Many people read these words, look at Figure 1, and immediately worry that this approach may be a challenge to their religion. Am I claiming that all human consciousness is nothing but a collection of neurons working like a conventional computer? Am I assuming that there is nothing more to the human mind – no “soul?” In fact, this approach does not require that one agree or disagree with such statements. We need only agree that mammal brains actually do exist, and do have interesting and important computational capabilities. People working in this area have a great diversity of views on the issue of “consciousness.” Because we do not need to agree on that complex issue, in order to advance this mathematics, I will not say more about my own opinions here. Those who are interested in those opinions may look at [1,11,12], and at the more detailed technical papers which they in turn cite.

Self-Configuring Hardware Modules

Coordinated Software Service Components

Figure 2. Cyberinfrastructure: The Entire Web From Sensors to Decisions/Action/Control

Designed to Self-Heal, Adapt and Learn to Maximize Overall System Performance

Figure 2 depicts another important goal which has emerged in research at NSF and at other agencies such as the Defense Advanced Projects Agency (DARPA) and the Department of Homeland Security (DHS) Critical Infrastructure Protection efforts. More and more, people are interested in the question of how to design a new kind of “cyberinfrastructure” which has the ability to integrate the entire web of information flows from sensors to actuators, in a vast distributed web of computations, which is capable over time to learn to optimize the performance of the actual physical infrastructure which the cyberinfrastructure controls. DARPA has used the expression “end-to-end learning” to describe this. Yet this is precisely the same design task we have been addressing all along, motivated by Figure 1! Perhaps we need to replace the word “reinforcement” by the word “current performance evaluation” or the like, but the actual mathematical task is the same.

Many of the specific computing applications that we might be interested in working on can best be seen as part of a larger computational task, such as the tasks depicted in figure 1 or figure 2. These tasks can provide a kind of integrating framework for a general purpose software package – or even for a hybrid system composed of hardware and software together. See for a link to some recent NSF discussions of cyberinfrastructure.

Figure 3. Where did ANNs and Backpropagation Come From?

Figure 3 summarizes the origins of backpropagation and of Artificial Neural Networks (ANNs). The figure is simplified, but even so, one could write an entire book to explain fully what is here.

Within the ANN field proper, it is generally well-known that backpropagation was first spelled out explicitly (and implemented) in my 1974 Harvard PhD thesis[1]. (For example, the IEEE Neural Network Society cited this in granting me their Pioneer Award in 1994.)

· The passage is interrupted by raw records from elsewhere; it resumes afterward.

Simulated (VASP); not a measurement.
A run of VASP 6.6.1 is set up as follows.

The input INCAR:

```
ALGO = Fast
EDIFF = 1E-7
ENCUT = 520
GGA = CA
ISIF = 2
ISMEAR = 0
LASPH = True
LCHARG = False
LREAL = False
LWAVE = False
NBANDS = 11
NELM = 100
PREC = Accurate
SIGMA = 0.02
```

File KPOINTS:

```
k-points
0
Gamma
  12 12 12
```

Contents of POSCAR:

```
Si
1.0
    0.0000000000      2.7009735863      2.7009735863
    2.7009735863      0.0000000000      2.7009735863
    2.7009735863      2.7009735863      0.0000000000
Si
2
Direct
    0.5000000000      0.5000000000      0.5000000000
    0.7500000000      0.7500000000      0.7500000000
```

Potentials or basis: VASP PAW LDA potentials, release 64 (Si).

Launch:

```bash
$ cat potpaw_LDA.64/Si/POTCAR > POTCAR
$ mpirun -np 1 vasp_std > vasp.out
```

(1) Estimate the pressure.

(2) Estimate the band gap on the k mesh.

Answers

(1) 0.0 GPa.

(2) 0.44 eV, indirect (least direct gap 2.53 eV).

Many people assume that I developed backpropagation as an answer to Marvin Minsky’s classic book Perceptrons [13]. In that book, Minsky addressed the challenge of how to train a specific type of ANN – the Multilayer Perceptron (MLP) – to perform a task which we now call Supervised Learning, illustrated in Figure 4.


Figure 4. What a Supervised Learning System (SLS) Does

In supervised learning, we try to learn the nonlinear mapping from an input vector X to an output vector Y, when given examples {X(t), Y(t), t=1 to T} of the relationship. There are many varieties of supervised learning, and it remains a large and complex area of ANN research to this day, with links to statistics, machine learning, data mining, and so on.

Minsky’s book was best known for arguing that (1) we need to use an MLP with a hidden layer even to represent simple nonlinear functions such as the XOR mapping; and (2) no one on earth had found a viable way to train MLPs with hidden layers good enough even to learn such simple functions. Minsky’s book convinced most of the world that neural networks were a discredited dead-end – the worst kind of heresy. Widrow has stressed that this pessimism, which squashed the early “perceptron” school of AI, should not really be blamed on Minsky. Minsky was merely summarizing the experience of hundreds of sincere researchers who had tried to find good ways to train MLPs, to no avail. There had been islands of hope, such as the algorithm which Rosenblatt called “backpropagation” (not at all the same as what we now call backpropagation!), and Amari’s brief suggestion that we might consider least squares as a way to train neural networks (without a discussion of how to get the derivatives, and with a warning that he did not expect much from the approach). But the pessimism at that time became terminal.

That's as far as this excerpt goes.